TestCafe hangs on loading page and freezes execution when executing concurrently

vlads11 commented 2 years ago

What is your Scenario?

Concurrently run 5 fixtures that execute a single test. Visiting https://uk.zwift.com results in TC hanging indefinitely and preventing the remainder of test execution.

What is the Current behavior?

TestCafe hangs on page load

What is the Expected behavior?

Pages are loaded concurrently as expected

What is your public website URL? (or attach your complete example)

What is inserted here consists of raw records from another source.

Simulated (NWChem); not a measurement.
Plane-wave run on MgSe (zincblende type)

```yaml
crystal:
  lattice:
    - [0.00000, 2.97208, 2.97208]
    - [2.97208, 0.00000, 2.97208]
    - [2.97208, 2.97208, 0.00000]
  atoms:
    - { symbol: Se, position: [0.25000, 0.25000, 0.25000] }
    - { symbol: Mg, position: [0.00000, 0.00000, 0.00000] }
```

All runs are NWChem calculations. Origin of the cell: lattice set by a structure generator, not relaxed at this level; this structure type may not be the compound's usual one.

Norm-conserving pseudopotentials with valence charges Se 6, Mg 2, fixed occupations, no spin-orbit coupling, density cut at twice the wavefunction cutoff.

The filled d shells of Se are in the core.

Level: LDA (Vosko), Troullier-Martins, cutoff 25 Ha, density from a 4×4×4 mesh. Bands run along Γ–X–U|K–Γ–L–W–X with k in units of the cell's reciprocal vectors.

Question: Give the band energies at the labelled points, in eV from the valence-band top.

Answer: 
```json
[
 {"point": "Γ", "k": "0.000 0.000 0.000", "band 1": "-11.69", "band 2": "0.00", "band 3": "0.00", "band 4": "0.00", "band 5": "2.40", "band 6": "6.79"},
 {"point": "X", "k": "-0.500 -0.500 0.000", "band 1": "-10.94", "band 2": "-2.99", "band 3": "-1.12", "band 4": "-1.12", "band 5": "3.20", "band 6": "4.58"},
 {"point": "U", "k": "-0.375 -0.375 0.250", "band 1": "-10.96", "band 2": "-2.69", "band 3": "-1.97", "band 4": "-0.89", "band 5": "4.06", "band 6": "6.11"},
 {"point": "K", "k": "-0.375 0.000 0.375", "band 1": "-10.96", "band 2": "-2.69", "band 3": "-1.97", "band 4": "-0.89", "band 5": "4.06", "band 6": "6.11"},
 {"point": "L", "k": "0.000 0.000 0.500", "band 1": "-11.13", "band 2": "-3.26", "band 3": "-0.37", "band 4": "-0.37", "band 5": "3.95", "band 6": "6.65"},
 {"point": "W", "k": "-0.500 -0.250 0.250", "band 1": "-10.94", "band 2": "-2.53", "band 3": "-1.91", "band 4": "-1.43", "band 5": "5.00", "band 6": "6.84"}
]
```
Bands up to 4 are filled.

https://github.com/vlads11/TC-PageLoadError

1) npm install 2) testcafe chrome ./Tests/* -c 5 --skip-js-errors

This may need to be triggered a few times but it consistently reproduces

What is your TestCafe test code?

Test Code provided https://github.com/vlads11/TC-PageLoadError ----- this single fixture is duplicated 5 times to reproduce the error in question.

import { Selector } from "testcafe"; import { test } from 'testcafe';

let homeURL = 'https://uk.zwift.com';

//slice0 let slice0 = Selector('[class=\'image-with-text-overlay__banner columns one-whole image-crop-none\']')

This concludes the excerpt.